MINPACK usage is now thread-safe, such that MINPACK + callbacks may
be used on multiple threads.

scipy.signal improvements

Digital filter design functions now include a parameter to specify the sampling
rate. Previously, digital filters could only be specified using normalized
frequency, but different functions used different scales (e.g. 0 to 1 for
butter vs 0 to π for freqz), leading to errors and confusion. With
the fs parameter, ordinary frequencies can now be entered directly into
functions, with the normalization handled internally.

find_peaks and related functions no longer raise an exception if the
properties of a peak have unexpected values (e.g. a prominence of 0). A
PeakPropertyWarning is given instead.

The new keyword argument plateau_size was added to find_peaks.
plateau_size may be used to select peaks based on the length of the
flat top of a peak.

welch() and csd() methods in scipy.signal now support calculation
of a median average PSD, using average='mean' keyword

scipy.sparse improvements

The scipy.sparse.bsr_matrix.tocsr method is now implemented directly instead
of converting via COO format, and the scipy.sparse.bsr_matrix.tocsc method
is now also routed via CSR conversion instead of COO. The efficiency of both
conversions is now improved.

The issue where SuperLU or UMFPACK solvers crashed on matrices with
non-canonical format in scipy.sparse.linalg was fixed. The solver wrapper
canonicalizes the matrix if necessary before calling the SuperLU or UMFPACK
solver.

The largest option of scipy.sparse.linalg.lobpcg() was fixed to have
a correct (and expected) behavior. The order of the eigenvalues was made
consistent with the ARPACK solver (eigs()), i.e. ascending for the
smallest eigenvalues, and descending for the largest eigenvalues.

The scipy.sparse.random function is now faster and also supports integer and
complex values by passing the appropriate value to the dtype argument.

scipy.spatial improvements

The function scipy.spatial.distance.jaccard was modified to return 0 instead
of np.nan when two all-zero vectors are compared.

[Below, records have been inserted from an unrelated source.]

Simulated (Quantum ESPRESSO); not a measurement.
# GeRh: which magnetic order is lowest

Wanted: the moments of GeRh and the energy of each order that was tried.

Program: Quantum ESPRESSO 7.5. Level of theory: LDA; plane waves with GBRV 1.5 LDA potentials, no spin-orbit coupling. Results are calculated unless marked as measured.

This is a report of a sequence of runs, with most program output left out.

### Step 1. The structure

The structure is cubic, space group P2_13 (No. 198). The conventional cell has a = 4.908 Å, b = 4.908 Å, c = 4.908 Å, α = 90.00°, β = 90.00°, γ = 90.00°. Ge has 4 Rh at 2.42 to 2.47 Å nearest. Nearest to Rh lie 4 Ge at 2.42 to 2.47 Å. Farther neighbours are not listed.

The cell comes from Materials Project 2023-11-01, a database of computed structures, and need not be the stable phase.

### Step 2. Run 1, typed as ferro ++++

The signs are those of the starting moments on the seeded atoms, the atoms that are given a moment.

Support for the Jensen Shannon distance, the square-root of the divergence, has
been added under scipy.spatial.distance.jensenshannon

An optional keyword was added to the function
scipy.spatial.cKDTree.query_ball_point() to sort or not sort the returned
indices. Not sorting the indices can speed up calls.

A new category of quaternion-based transformations are available in
scipy.spatial.transform, including spherical linear interpolation of
rotations (Slerp), conversions to and from quaternions, Euler angles,
and general rotation and inversion capabilities
(spatial.transform.Rotation), and uniform random sampling of 3D
rotations (spatial.transform.Rotation.random).

scipy.stats improvements

The Yeo-Johnson power transformation is now supported (yeojohnson,
yeojohnson_llf, yeojohnson_normmax, yeojohnson_normplot). Unlike
the Box-Cox transformation, the Yeo-Johnson transformation can accept negative
values.

Added a general method to sample random variates based on the density only, in
the new function rvs_ratio_uniforms.

The Yule-Simon distribution (yulesimon) was added -- this is a new
discrete probability distribution.

stats and mstats now have access to a new regression method,
siegelslopes, a robust linear regression algorithm

scipy.stats.gaussian_kde now has the ability to deal with weighted samples,
and should have a modest improvement in performance

Levy Stable Parameter Estimation, PDF, and CDF calculations are now supported
for scipy.stats.levy_stable.

The Brunner-Munzel test is now available as brunnermunzel in stats
and mstats

scipy.linalg improvements

scipy.linalg.lapack now exposes the LAPACK routines using the Rectangular
Full Packed storage (RFP) for upper triangular, lower triangular, symmetric,
or Hermitian matrices; the upper trapezoidal fat matrix RZ decomposition
routines are now available as well.

Deprecated features

The functions hyp2f0, hyp1f2 and hyp3f0 in scipy.special have
been deprecated.

Backwards incompatible changes

LAPACK version 3.4.0 or later is now required. Building with
Apple Accelerate is no longer supported.

The function scipy.linalg.subspace_angles(A, B) now gives correct
results for all angles. Before this, the function only returned
correct values for those angles which were greater than pi/4.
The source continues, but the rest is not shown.